Here’s what I imagine happened: My father, deceased about two months ago, arrives at the Pearly Gates. Sure enough, according to all the travelogues, there’s St. Peter.
“Uh,” says Dad, “I don’t think I’m in the right place.”
“Ho ho ho,” thunders St. Peter jovially, “You most assuredly are.”
“Umm, okay, do you have crossword puzzles?”
“Of COURSE we have all manner of crossword puzzles, young man!”
“New York TIMES crossword puzzles? Edited by Will Shortz?”
“Oh . . . I don’t recollect the name but I know we have crossword puzzles! Many, many of them! Here’s seven-down, three letters: ‘And it came to pass that --— ate multitudes of locusts!’”
“Umm, okay, sounds good, that would be Job. Umm, do you have magazines? Books? Cable TV? I really like Crime Scene: Miami.”
(Slight rumble) “While these things can be arranged, my son, we prefer to steer our newest arrivals to our newly renovated harp school. After all, you know that for all eternity, you will be entertaining Jehovah at various official functions in various capacities, but the most important is to be able to play the harp and perform all manners of worship."
“Uh, how about my nightly scotch at six? I have like, two in a row and then Marjorie makes me a martini and then — ”
“SILENCE! SILENCE! There is NO, repeat, NO alcohol in Heaven! This is Heaven! You have chosen the wrong elevator.”
(Dad goes meekly to Elevator Number 2, descends for what seems like eternity).

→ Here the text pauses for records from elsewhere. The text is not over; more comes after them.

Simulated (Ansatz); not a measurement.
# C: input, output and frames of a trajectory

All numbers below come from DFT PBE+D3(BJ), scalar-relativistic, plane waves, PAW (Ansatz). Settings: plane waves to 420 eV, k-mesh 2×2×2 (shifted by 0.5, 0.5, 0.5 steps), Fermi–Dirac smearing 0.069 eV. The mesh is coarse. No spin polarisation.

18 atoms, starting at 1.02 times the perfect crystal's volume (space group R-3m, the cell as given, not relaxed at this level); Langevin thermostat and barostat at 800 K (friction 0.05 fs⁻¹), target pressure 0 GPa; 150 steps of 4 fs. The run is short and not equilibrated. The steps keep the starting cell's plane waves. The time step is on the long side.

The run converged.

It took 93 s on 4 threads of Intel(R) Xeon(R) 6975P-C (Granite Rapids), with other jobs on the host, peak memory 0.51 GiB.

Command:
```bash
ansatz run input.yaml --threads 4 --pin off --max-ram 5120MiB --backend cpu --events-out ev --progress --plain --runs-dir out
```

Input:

Emerges on a windswept white beach with a coral sea lapping up it, and settles down under a palm tree. Immediately a platform arises from the sand with a scotch cooling nicely (his budget Safeway brand), folds out and a 3D LCD screen starts blasting Jeopardy, a packet of Native cigarettes spontaneously appears with a lighter and an ashtray, hovering impossibly just to his left, a copy of the financial section of the New York Times from tomorrow floats onto his lap and a small demon buzzes by and says “How would you like your steak tonight, sir? In fact, how would you like your steak for the rest of eternity? Shall I go turn down your pillow for you now or are you ready to carouse well into the night?”
I'd add that some of the virgins who went AWOL from good ol' Allah's Paradise B** and Grill after 9/11 would cluster around Dad but he'd push them all away -- he's just waiting for his wife.
Oh yes, I know very well where my dad is. Don't worry, Father, the ice cream doesn't last long in that heat but there's eternally more where it came from.